The Observing Strategy

Our observing strategy has been to make full Earth-rotation synthesis observations of `empty' fields in a special ultra-compact 122-m array configuration -- with five 22-m diameter antennas located 30.6 m apart in an E-W line -- in order to maximize the brightness sensitivity of the imaging.

Novel observing strategies were adopted to eliminate any spurious signals, for example, the array phase centre was offset about 10 primary beam widths from the antenna pointing centre in order to keep any correlator based offset errors well outside the primary beam region of interest; bandwidth decorrelation was avoided by observing in multi-channel continuum mode. The fields observed were selected to be relatively devoid of strong discrete sources and located at declinations about -50o to avoid shadowing and maximize surface brightness sensitivity. These observations were made at the highest available frequency of 8.7 GHz to minimize discrete source confusion.
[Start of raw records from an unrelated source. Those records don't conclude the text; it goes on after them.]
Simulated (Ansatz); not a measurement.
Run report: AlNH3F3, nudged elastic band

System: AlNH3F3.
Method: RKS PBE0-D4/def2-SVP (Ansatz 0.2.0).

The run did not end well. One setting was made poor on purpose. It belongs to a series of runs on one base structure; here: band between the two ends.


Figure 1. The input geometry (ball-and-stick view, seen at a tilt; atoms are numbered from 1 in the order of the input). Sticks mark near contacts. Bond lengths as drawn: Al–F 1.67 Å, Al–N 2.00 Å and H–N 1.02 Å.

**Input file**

The three baselines between antennae spaced 61 m apart are used to construct a model of the foreground confusion; this is then subtracted from all of the visibility data. Images with high surface brightness sensitivity are synthesized at 3 cm using just the 30-m baselines and they are examined for CMB anisotropy; these images have an angular resolution of 2 arcmin. 6-cm observations in a scaled 244-m configuration help identify extended (on the 2-arcmin scale) foreground synchrotron/optically-thin thermal sources that may be resolved in 60-m baselines in the 3-cm observations.

Because the confusion is determined simultaneously and using baselines between the very same antennae, errors in the estimation of confusion owing to variability in the foreground sources and calibration errors are reduced. And because the confusion is estimated as a model fit to visibility data, deconvolution errors are avoided.